Thursday, August 31, 2017

Human Rights and Bail Reform - Disrupting the Criminal Courts

Bail in the US court system has resulted in human rights violations for thousands of defendants.  Anyone who watched 60 Minutes this past week would have seen the impact of bail requirements on the hundreds of detainees at the Cook County Jail and the efforts of its warden to remedy a broken system.  Nearly all of the detainees were men of color and at least half of whom were being held on non-violent offenses such as driving without a license, stealing small amounts of goods.  The warehousing of men of color was evident.

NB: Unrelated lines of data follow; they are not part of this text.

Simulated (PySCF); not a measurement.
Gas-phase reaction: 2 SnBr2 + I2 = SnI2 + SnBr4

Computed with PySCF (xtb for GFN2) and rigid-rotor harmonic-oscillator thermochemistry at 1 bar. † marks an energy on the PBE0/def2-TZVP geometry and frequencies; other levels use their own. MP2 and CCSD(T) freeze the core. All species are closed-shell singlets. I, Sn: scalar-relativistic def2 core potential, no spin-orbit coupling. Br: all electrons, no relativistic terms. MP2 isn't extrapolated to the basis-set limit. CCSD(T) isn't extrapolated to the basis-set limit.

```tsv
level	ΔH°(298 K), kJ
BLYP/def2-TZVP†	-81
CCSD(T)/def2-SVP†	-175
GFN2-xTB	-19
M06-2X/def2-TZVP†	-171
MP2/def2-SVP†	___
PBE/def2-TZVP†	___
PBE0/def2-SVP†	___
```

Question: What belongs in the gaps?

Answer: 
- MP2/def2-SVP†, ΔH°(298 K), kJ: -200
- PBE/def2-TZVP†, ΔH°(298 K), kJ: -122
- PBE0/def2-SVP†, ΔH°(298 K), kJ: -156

Bail has been used as a mechanism to ensure that those too poor to pay bail are further locked into poverty.  US courts have historically required bond (bail) for misdemeanor charges.  Even the lowest of bail, sometimes $100.00, is beyond the financial ability of many defendants.  

Civil and human rights violations result.  The Universal Declaration of Human Rights demands that each individual enjoy the right to work.  Yet for the poorest among us, minor infractions can result in loss of work because of incarceration pending trial.  Poor defendants' further decline into poverty is accelerated due to the resulting unemployment.  Among other human rights violations, is the right to fair trial.  Defendants forced to remain in custody are denied access to counsel.  Even if counsel is appointed, which is not assumed at misdemeanor arraignments, those in custody are dependent upon the unpredictable visits of counsel.  They are  deprived of the ability to collect exculpatory evidence.  

Not least among the violations is the lack of respect and dignity endured by some of our most vulnerable residents.  Mothers accept plea deals so they can be reunited with their children.  Fathers plea so they can return to their families, hoping to be able to continue supporting them through work and parenting.  

Bail reform projects have been increasing across the country.  In Texas, a civil rights lawsuit was filed challenging misdemeanor bail practices as due process violations.  Federal District Court Judge Lee Rosenthal ordered Harris County to stop the practice of permitting defendants in misdemeanor cases to languish in jail pending trial because they cannot afford bail.   Harris County encompasses Houston and should be a warning to other cities. The ruling on the temporary injunction is 193 pages long and details  myriad constitutional violations.  Given the extent f the court's deliberations and examination strongly portends Plaintiff's success on the merits.  In Massachusetts, donations to bail organizations have resulted in hundreds of the incarcerated being released as the organizations post bail on behalf of the poor.

This sort of large-scale disruption has been a long time coming in the criminal justice system.  Out of the chaos will come fiscal benefits to municipalities who no longer will incur the expense of housing indigent misdemeanor defendants.  More locations are voluntarily reforming bail schemes.  Colorado is reviewing its bail system while New Jersey eliminated  most monetary bails.  

At its annual meeting in August, the American Bar Association recommended major bail reforms.

Our bail system is one of our national human rights shames.  Kudos to those creating change.